As we previously informed you, in March 2023, the SEC published for comment proposed rules that would require various registrants, including broker-dealers and transfer agents among others, to adopt and implement written cybersecurity risk programs.[1]  The Commission's proposal was, with two exceptions relating to disclosure, identical to the proposal the SEC published last year that would require registered investment companies and investment advisers to adopt and implement such programs.[2]  The same day the SEC published its proposal, it also re-opened the comment period on last year's proposal. The ICI has filed a comment letter on the current proposal as well as in response to the re-opening of the comment period on last year's proposal.  Our comment letters are briefly summarized below.

Comments on the Proposed Rules for Broker-Dealers and Investment Advisers

Due to the similarity between the SEC's 2022 and 2023 Releases, the comments in the Institute's comment letter on the 2023 Release are substantively identical to those in the comment letter we filed on the 2022 Release. In particular, the Institute's comment on the 2023 proposal:

  • Supports adoption of the elements that would be required to be included in covered entities' cybersecurity policies and procedures;
  • Opposes applying the rule to service providers that are not subject to the Commission's regulatory authority;
  • Recommends narrowing the scope of service providers covered by the rules to exclude those that present little risk to a covered entity and those whose cybersecurity practices are already subject to government oversight;
  • Urges that the definitions for "cybersecurity threat" and "significant cybersecurity incident" be revised to target those threats and incidents impacting a covered entity's ability to maintain critical operations or protect information;
  • Opposes the proposed public disclosure of cybersecurity incidents;
  • Opposes the adoption of Form SCIR or any electronic or paper form to notify the Commission of significant cybersecurity incidents;
  • Opposes using EDGAR as the portal for filing information with the Commission about significant cybersecurity incidents;
  • Recommends the Commission avoid multiple reporting to federal agencies of the same significant cybersecurity incident;
  • Urges a 24-36 month compliance period to better facilitate and ensure an effective and orderly implementation; and
  • Due to the complexity of the issues raised by the proposal, urges that the Commission be prepared and willing to provide necessary guidance to covered entities once the rules are adopted.
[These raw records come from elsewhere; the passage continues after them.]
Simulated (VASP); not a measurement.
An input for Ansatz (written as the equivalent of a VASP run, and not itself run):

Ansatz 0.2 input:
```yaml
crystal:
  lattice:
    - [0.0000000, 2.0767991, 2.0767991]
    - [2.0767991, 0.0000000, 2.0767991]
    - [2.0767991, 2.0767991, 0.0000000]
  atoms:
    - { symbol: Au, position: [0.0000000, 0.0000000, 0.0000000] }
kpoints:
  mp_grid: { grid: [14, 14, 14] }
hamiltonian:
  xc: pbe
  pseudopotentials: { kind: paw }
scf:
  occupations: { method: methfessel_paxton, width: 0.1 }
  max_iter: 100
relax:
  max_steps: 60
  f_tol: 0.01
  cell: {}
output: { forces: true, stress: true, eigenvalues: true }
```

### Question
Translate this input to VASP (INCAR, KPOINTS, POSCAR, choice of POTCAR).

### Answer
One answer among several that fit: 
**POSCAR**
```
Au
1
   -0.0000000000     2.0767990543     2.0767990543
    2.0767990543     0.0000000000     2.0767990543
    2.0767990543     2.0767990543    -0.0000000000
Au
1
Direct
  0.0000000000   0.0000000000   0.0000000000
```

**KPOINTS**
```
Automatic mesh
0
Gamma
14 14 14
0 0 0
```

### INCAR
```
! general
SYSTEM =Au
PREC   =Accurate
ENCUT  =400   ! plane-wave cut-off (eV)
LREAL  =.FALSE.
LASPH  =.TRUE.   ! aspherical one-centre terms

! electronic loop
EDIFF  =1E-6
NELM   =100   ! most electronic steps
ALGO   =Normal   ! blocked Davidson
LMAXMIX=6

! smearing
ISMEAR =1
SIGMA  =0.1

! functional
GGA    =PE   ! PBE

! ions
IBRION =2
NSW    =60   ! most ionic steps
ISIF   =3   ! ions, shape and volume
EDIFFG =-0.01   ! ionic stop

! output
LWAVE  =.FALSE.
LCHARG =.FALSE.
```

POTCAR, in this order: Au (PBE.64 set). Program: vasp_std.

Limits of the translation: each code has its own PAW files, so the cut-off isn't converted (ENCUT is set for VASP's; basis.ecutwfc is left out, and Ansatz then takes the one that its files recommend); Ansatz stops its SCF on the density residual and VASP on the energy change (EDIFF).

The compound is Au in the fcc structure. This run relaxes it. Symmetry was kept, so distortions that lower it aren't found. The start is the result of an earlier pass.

As noted above, the disclosure requirements in the 2023 proposal deviate from those in the 2022 proposal. The 2022 proposal would require registered investment companies and investment advisers to provide public disclosure of significant cybersecurity incidents in prospectuses and Forms ADV. It would also require registrants to notify the SEC of such incidents via a new Form ADV-C that would be filed with the IARD. By contrast, the 2023 proposal would require public disclosure of these incidents on a registrant's website and the notice provided to the SEC would be via a new Form SCIR that would be filed with the EDGAR system.

As with our comment letter on the 2022 proposal, the Institute's comment letter on the 2023 proposal opposes any public disclosure of cyber events and discusses the harm that could result from such disclosure. It also points out that there is no evidence that investors are interested in this information. With respect to providing notice to the SEC, the Institute's letter on the 2023 proposal strongly opposes both the notice the SEC would require and the use of EDGAR for filing such notices. In support of our opposition, the Institute's letter discusses the 2017 EDGAR breach and cites nine years of audit findings indicating that the SEC's information security controls are "not effective." Because of this, we express our concern with the SEC requiring filings with very sensitive and confidential information until such time as the SEC's information security controls are found to be effective.

The Institute's current letter also discusses our concerns with the SEC engaging in "regulation by enforcement" and recommends that, in any adopting release, the SEC refrain from including any statements that might result in regulation by enforcement when inspecting for compliance with the any adopted rules. 

Comments on the Re-Opening of the Comment Period of the 2022 Release

The Institute has also filed a comment letter in response to the re-opening of the comment period for the 2022 proposal. Our comments in this letter reaffirm the comments we made last year when we commented on the proposal. In addition, however, the current letter supplements our comments by discussing our concerns with the use of EDGAR for filing any information related to cybersecurity events. 

 

Tamara K. Salmon
Associate General Counsel
 

Notes

[1] See ICI Memo No. 35215, available here: https://www.ici.org/memo35215, summarizing Cybersecurity Risk Management Rule for Broker-Dealers, Clearing Agencies, Major Security-Based Swap Participants, the Municipal Securities Rulemaking Board, National Securities Associations, National Securities Exchanges, Security-Based Swap Data Repositories, Security-Based Swap Dealers, and Transfer Agents, SEC Release No. 34-97142 (March 15, 2023) (the "2023 proposal").

[2] See Cybersecurity Risk Management for Investment Advisers, Registered Investment Companies, and Business Development Companies, SEC Release No. 33-11028 (February 9, 2022) (the "2022 proposal" or "last year's proposal").